Some advice on trailer hitches, wheels and tires

April 1, 2012 | By Richard Prince


Several years ago Auto Restorer published a series of articles that addressed several aspects of the selection and use of a vehicle-transport trailer. I don’t recall that they included anything about loadequalizing hitches (which I have found to be essential) or about tires. The tires on my old trailer have long been in need of replacement. The trailer is built on mobile home axles so the tires are the 7x14.5 eight-ply tubeless bias ply that were originally used under a mobile home. Even when loaded these tires “telegraph” every bump in the road back to the tow vehicle. I plan to replace the axle springs with something lighter and I’m considering replacing the tires with an LT radial. The 14.5” wheels have a 5 on 51⁄2” bolt pattern (not the open-style wheel) so I believe that I can use Ford truck/van wheels to mount 15-inch LT radial tires.

I’m hoping that these changes will improve the trailering experience with a smoother ride and easier pull. Do you have any advice?


Based on my own experience pulling a car-carrying trailer I agree that a load equalizing hitch can be extremely beneficial, especially with shorter wheelbase tow vehicles and single rear wheel axles. I did quite a lot of towing with a long wheelbase dually pickup and found the combination of the long wheelbase and the dual rear wheel axle to be extremely stable, obviating the need for a load-equalizer.

With regard to your wheels, there are numerous vehicles that have used a 5 x 5.5-inch bolt pattern, including Chevrolet, GMC, Daihatsu, Chrysler, Dodge, Ford, Kia, Jeep, Geo, Mitsubishi and Suzuki trucks, SUVs and vans.

While the bolt pattern for your axles is easy to accommodate you also need wheels that are the right width, diameter and offset, and with sufficient clearance for your brakes.

As far as what type of tires to use, you will hear widely varying opinions from different experts. I’ll share my own experience with you and let you draw your own conclusion. When I bought my Wells Cargo enclosed single-car hauler it had its OEM bias ply trailer tires. I put several thousand miles on these with no problem other than fairly frequent flat tires.

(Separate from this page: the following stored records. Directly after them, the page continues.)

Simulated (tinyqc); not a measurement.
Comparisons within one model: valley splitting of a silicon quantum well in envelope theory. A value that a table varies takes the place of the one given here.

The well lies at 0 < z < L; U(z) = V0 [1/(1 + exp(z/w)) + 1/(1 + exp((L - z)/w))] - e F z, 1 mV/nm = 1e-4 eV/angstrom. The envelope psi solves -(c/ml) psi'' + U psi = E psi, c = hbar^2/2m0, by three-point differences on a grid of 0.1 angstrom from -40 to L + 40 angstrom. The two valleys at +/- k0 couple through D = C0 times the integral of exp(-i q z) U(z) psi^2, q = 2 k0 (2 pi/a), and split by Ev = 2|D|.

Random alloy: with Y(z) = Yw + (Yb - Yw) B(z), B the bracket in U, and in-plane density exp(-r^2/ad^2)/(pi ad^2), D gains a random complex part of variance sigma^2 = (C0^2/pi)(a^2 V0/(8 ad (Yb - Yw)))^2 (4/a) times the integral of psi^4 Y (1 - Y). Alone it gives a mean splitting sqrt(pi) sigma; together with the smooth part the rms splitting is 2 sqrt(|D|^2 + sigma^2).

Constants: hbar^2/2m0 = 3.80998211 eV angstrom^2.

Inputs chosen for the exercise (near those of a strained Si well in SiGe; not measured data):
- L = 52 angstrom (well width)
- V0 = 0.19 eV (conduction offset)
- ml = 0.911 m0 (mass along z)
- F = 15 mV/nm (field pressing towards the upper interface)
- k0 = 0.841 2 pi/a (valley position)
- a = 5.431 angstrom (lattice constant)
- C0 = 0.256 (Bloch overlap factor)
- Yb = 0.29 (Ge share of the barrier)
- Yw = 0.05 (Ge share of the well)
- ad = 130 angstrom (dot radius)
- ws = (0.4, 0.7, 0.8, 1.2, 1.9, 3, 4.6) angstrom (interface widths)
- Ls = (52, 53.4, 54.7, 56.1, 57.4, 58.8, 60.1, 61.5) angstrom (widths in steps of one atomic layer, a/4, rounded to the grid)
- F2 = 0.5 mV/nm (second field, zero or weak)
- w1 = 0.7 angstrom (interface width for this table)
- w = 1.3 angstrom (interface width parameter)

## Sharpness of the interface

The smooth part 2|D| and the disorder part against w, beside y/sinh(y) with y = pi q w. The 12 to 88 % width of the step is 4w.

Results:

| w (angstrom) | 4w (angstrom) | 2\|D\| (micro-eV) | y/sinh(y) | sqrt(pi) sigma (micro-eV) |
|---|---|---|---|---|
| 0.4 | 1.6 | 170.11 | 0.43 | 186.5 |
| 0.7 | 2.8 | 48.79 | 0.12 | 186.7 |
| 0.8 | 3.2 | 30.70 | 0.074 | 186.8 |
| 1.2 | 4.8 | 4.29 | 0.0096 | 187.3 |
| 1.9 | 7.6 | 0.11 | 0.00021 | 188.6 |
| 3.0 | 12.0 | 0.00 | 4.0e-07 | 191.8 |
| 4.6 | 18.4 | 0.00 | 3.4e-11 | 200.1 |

One day I commented to a tire dealer that I got an awful lot of flats with my trailer tires and he offered me two bits of advice that turned out to be quite helpful. First, he said that in his experience most trailer flats occur on right-side tires because people pulling a trailer tend to stay positioned farther to the right on the road than they otherwise would with the result being the right-side tires frequently get out of the normal path of travel and onto the very edge of the lane or even onto the shoulder where tire-cutting and puncturing debris tends to accumulate. As someone who got far more flats on the right side than the left I paid close attention to what he said. When trailering I normally stayed in the right lane and for an added margin of safety I did tend to bias my position toward the right side of the lane, giving people passing on the left more room to get by. The second thing the tire dealer said about flats is that bias ply tires are simply more susceptible to puncture than are modern radials and that too made sense.

Sadly, I’m old enough to remember the days when bias ply tires were in widespread use and flats were a common nuisance. Nowadays nearly every car on the road is riding on radials, and flat tires are relatively uncommon. I drive about 40,000 miles per year and can’t remember the last time I experienced a flat tire.

So, the tire dealer’s remedy for my frequent trailer flats was to stay centered in the lane and switch to radial tires.

He suggested mounting radials on rims designed for radials and choosing tires with at least 25% more load rating than the weight of my fully loaded trailer.

Besides cutting down on flats, he opined that the radials would stop better (especially on wet roads), last longer, and track better with the tow vehicle, which was riding on radials.

I did what he suggested and lived happily ever after, with far fewer flats, less wander and squirm in the trailer’s tracking, and a more compliant ride for the trailer on bumpy roads.